STUDENT: Why is it called phi?

TAO SCHARDL: Why is it called phi? That's a great question. I actually don't know why they chose the name phi. I don't think they had a particular affinity for the Golden Ratio, but I'm not sure what the rationale was. I don't know if anyone else knows. Yeah? Google knows all, sort of. Yeah, so adopt the value 0 from block 6 or 14 from block 8.

So that's all of the basic components of C translated into LLVM IR. The last thing I want to leave you with in this section on LLVM IR is a discussion of these attributes. And we already saw one of these attributes before. It was this NSW thing attached the add instruction.

In general, these LLVM IR constructs might be decorated with these extra words and keywords. And those are the keywords I'm referring to as attributes. Those attributes convey a variety of information. So in this case, what we have here is C code that performs this memory calculation, which you might have seen from our previous lecture. And what we see in the corresponding LLVM IR is that there's some extra stuff tacked onto that load instruction where you load memory.

One of those pieces of extra information is this align 4. And what that align 4 attribute says is it describes the alignment of that read from memory. And so if subsequent stages of the compiler can employ that information, if they can optimize reads that are 4-byte aligned, then this attribute will say, this is a load that you can go ahead and optimize.

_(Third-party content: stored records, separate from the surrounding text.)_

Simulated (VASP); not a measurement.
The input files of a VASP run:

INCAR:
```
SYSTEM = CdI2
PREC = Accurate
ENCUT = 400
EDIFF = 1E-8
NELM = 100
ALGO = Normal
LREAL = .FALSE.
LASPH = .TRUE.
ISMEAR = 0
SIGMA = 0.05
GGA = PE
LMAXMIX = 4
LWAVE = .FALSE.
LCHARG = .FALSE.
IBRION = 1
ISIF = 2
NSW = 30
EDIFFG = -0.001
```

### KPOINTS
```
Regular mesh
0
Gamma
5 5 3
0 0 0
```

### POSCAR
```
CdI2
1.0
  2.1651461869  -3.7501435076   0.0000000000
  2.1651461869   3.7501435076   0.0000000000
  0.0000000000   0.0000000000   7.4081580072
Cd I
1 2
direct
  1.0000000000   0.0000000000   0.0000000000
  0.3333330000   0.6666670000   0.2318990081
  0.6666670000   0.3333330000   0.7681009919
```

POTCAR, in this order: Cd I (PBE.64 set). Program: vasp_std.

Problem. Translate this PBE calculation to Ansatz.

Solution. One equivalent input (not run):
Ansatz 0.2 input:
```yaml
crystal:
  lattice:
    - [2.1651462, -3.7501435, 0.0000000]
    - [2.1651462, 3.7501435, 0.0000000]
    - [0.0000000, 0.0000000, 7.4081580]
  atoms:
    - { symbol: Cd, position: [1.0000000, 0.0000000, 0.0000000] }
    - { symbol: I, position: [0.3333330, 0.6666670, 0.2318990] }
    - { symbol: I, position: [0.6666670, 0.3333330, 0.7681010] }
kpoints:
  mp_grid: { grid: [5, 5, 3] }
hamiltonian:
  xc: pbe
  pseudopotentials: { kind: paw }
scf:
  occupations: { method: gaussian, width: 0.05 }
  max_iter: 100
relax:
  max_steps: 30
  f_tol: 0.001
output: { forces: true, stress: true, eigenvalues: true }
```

There are a bunch of places where attributes might come from. Some of them are derived directly from the source code. If you write a function that takes a parameter marked as const, or marked as restrict, then in the LLVM IR, you might see that the corresponding function parameter is marked as no alias, because the restricted keyword said this pointer can ever alias or the const keyword says, you're only ever going to read from this pointer. So this pointer is going to be marked read-only. So in that case, the source code itself-- the C code-- was the source of the information for those attributes.

There are some other attributes that occur simply because the compiler is smart, and it does some clever analysis. So in this case, the LLVM IR has a load operation that's 8-byte aligned. It was really analysis that figured out the alignment of that load operation. Good so far? Cool.

So let's summarize this part of the discussion with what we've seen about LLVM IR. LLVM IR is similar to assembly, but a lot simpler in many, many ways. All of the computed values are stored in registers. And, really, when you're reading LLVM IR, you can think of those registers a lot like ordinary C variables.

LLVM IR is a little bit funny in that it adopts a static, single assignment paradigm-- this invariant-- where each registered name, each variable is written by, at most, one instruction within the LLVM IR code. So if you're ever curious where %14 is defined within this function, just do a search for where %14 is on the left-hand side of an equals, and there you go.

We can model of function in LLVM IR as a control flow graph, whose nodes correspond to basic blocks-- these blobs of straight line code-- and whose edges do node control flow among those basic blocks. And compared to C, LLVM IR is pretty similar, except that all of these operations are explicit. The types are explicit everywhere.

The integer sizes are all apparent. You don't have to remember that int really means a 32-bit integer, and you need n-64 to be a 64-bit integer, or you need a long or anything. It's just i and then a bit width.

There no implicit operations at the LLVM IR level. All the typecasts are explicit. In some sense, LLVM IR is like assembly if assembly were more like c. And that's doubly a statement that would not have made sense 40 minutes ago.

All right, so you've seen how to translate C code into LLVM IR. There's one last step. We want to translate the LLVM IR into assembly. And it turns out that structurally speaking, LLVM IR is very similar to assembly. We can, more or less, map each line of LLVM IR to some sequence of lines in the final assembly code.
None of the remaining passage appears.